ROME – The head of the Italian Air Force has launched an unusually forthright attack on the Italian government’s see-sawing commitment to the F-35 program, and has claimed Rome owes Lockheed Martin €389 million ($439 million) for delivered aircraft.

Gen. Alberto Rosso told Italy’s parliament on Tuesday that he felt “strongly concerned about the uncertainty” affecting the F-35 program in Italy “and the eventual hypothesis of a drop in numbers” or orders.

“Any alternative to the F-35 would certainly be older, outdated, less efficient and more expensive aircraft,” he told a joint session of the Lower House and Senate defence committees.

Rosso’s speech followed months of ambivalence about the F-35 from Italy’s populist coalition government which took office last year.

One of the parties making up the coalition, Five Star, promised while in opposition to scrap Italy’s plan to order 90 aircraft for its air force and navy, but since taking office the new government’s defense minister — who was nominated by Five Star — has stuck with the program.

The minister, Elisabetta Trenta, has spoken of slowing down and reviewing the program, however, while the government has not confirmed the final number of aircraft it wants to buy.

On the other hand, a junior defense minister, Angelo Tofalo, who is also a member of Five Star, heaped praise on the program in December.

General Rosso said he was “worried” about the program, which he called “the future of the Italian Air Force.”
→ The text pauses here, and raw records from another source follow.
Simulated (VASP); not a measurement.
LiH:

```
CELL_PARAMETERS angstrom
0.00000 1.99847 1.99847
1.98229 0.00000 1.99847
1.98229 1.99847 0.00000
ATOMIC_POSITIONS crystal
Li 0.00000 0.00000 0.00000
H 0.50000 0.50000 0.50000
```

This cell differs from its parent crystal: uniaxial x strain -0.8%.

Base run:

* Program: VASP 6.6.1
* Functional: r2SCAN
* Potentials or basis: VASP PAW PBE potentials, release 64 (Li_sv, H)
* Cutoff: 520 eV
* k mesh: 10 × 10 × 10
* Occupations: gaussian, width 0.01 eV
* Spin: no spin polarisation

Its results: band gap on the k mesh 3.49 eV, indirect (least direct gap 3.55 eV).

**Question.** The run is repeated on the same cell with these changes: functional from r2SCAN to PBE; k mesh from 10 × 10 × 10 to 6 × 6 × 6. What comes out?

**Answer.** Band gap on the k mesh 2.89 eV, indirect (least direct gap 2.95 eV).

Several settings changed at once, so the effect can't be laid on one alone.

“Slow downs or reductions in numbers are extremely worrying for operational capability, for national industry and the economic benefits [the program]brings,” he said.

He also confirmed Italian press reports this week that Italy is behind on payments to Lockheed Martin for aircraft, with €389 million in bills from 2018 still to be paid.

Italy is about to take delivery of its 12th F-35, has 25 trained pilots and declared initial operating capability in November.

Italian firms are also waiting for cash to be made available by the new government for defense programs, an Italian source said. Money due to be freed up by the country’s economic development ministry by the end of January to cover 2019 spending had yet to be be allocated, said the source.

Addressing the parliamentary commissions, Rosso took the opportunity to tell lawmakers that he backed the six-year defense spending plans which were promoted by a recent defense white paper, but have yet to be introduced by law.

Current one-year budgets were preventing the armed forces from signing more-efficient, multi-year logistics contracts with industry, he said.

He also appealed for help for Italy-based Piaggio Aerospace, which was placed into receivership last year by its then-owner, UAE investment fund Mubadala, which also cancelled its order for drones from the firm.

Observers has suggested Mubadala was fed up waiting for a promised order from the Italian Air Force for drones from the firm — a delay blamed on the Italian parliament.

Rosso said that Italian state-controlled defense giant Leonardo now needed to step in to help run Piaggio Aerospace, which is currently being managed by an Italian government-appointed administrator.

Leonardo, he said, needed to be “pulled by the ears” to help the firm survive.